Leaving the classroom forces us to talk about humanity: human beings living, working and living with human beings. A country that thinks outside of education ends up being unquestionably a mechanization of death, a mechanization of commerce, but never a society of the human being.
Thank you, Doctor
The third question is for Dr. Santiago Castellá (two questions in one): Faced with the reality of a global world that educates positively or negatively, how can the web be used as a tool for peace?
And the second question for you is: Why the importance of teaching the Holocaust as a tool to build a culture for peace?
Dr. Santiago Castellá Surribas
We will start with the second one very briefly. The Holocaust - I believe that I have explained it - appears as a foundational fact of the International Law of Human Rights; it is from that moment when the world becomes aware that human rights cease to be a matter essentially of the internal jurisdiction of States and become a matter of international concern.
But I think it also marks the critical point in which there is awareness of the limits of modernity. The speech of optimistic modernity, the enlightened speech, the speech of progress breaks down in the moment when having more freedom, more capacity to use our reason, we become a monster, we become capable beings of genocide, of extermination, of ethnic cleansing.
At that time modernity, the chastened illustration -we could say- is rethinking its values. I believe that there are two great ways of interpreting it: those philosophical authors who speak of postmodernity, who pretend to substitute modernity for other elements not based on enlightened values; and the authors who defend a liquid modernity where the reinterpretation of these values in a new context allows the continuity of the illustrated discourse.
The network, the internet, is a very useful instrument for training in values, education in peace and education in human rights; but permanently needs guides and capacity for discrimination.
And here is one of the problems that I pointed out, the possibility that false knowledge, knowledge without a scientific basis, closed worldviews articulate new closed, self-referenced realities that do not interact with the rest of the communities.
And the last question, for Dr. Bertha Rodríguez, tells us: The global education model establishes teaching guidelines that lead to economies of quick benefits: teachers and non-teachers are licensed, results are required and not training. How can this orientation be changed?
And a follow-up question is: If you want to be autonomous, if you want the teacher to be autonomous, how can this be achieved if there are so many guidelines that are set for teachers?

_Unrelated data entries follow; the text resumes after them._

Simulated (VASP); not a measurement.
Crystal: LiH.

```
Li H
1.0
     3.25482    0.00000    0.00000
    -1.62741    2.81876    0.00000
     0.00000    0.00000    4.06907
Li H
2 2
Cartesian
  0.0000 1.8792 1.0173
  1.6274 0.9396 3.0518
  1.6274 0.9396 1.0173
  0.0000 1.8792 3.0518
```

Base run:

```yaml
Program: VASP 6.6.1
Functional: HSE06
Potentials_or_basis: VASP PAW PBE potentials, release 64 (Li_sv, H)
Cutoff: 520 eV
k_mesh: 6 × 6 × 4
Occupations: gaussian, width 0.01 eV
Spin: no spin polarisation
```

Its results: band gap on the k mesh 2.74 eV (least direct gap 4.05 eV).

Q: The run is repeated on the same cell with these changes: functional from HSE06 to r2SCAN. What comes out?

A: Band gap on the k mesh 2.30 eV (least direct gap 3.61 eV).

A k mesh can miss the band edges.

ANSWER to the second question
Dra. Bertha Rodríguez
Certainly ... well, with the second question. Indeed, we have a problem with academic freedom at the National Autonomous University of Mexico: there are many regulations, there is a university legislation that must be complied with, there is a very strong structure; but we must know how to adapt the autonomy that the academic has to be able to teach his subject, to be able to teach his class and not get out of that legislation, of that legal framework that sometimes seems excessively rigid. (That is the second).
ANSWER to the first question
Dra. Bertha Rodríguez
Precisely the issues .... give a value to all the knowledge that the academic has, in a way which the class can be taught, and not be subject to the productive system; because suddenly what the university did was to assemble what the productive system needs, and nothing else but assemble and assemble, and not give that freedom to the whole educational system; It should also be linked to the basic system, the secondary system, to the graduate level, taking into account the national needs of the country, not the needs of the productive sector, which speaks to us of competitiveness and (as the panelists said ) not accumulating any more knowledge and working for a purpose, which is to be productive and not to develop respect for human rights, respect for Mother Earth, respect in any case for the environment in general and respect for the community. I believe that the lack of values and daily basis work is what causes quality of education to not be evaluated, it is what causes us to do nothing more than assemble knowledge and research.
One last question, doctor Restrepo: What do you think about the Peace Process in Colombia? And what does it take to be successful?
Dr. Néstor David Restrepo Bonnett
They are not recording, right? [Laughs]
I am a very strong defender of the peace process in my country. It was necessary, and we could not give ourselves the right to continue extending a reality.
I have not known - at least in what I have studied in many years of academia - a peace process that is perfect; and we should know the social, political and economic context of what Colombia means today to really understand that peace process.
What is required to be successful? Not only that it be a process of peace that depends on the current government -as it has been tried at some time-, but that the conclusions or the consequences of this, also go with the possibility of the transformation of those who were previously in the rank of an armed group.
I, in my academic discussions, never use the word post-conflict, I prefer to talk about post-agreement. We in Colombia have different groups outside the law; Negotiations were made with one of them, but others are missing.
To this we must add a correct pedagogy of what a peace process means. Unfortunately, as it was presented at a national and international level many of our people thought that it was signed and the next day the sun would come out differently, there were no other problems, the social conflict was going to end; it is always going to exist, it is part of the human process.
Then, a peace process with a correct pedagogy, that involves certain realities in the territory but that in turn provides opportunities for the demobilized, so that in this contradiction to move from the guerrilla rank to become part of the citizenship, and have academic, economic, labor, family opportunities, will provide, in some way, the necessary and sufficient tools to speak of a stable and lasting agreement.
Thank you very much, Dr. Restrepo. And with this answer we have finished the session of Table # 1, of Education for Peace: Pedagogical Innovations.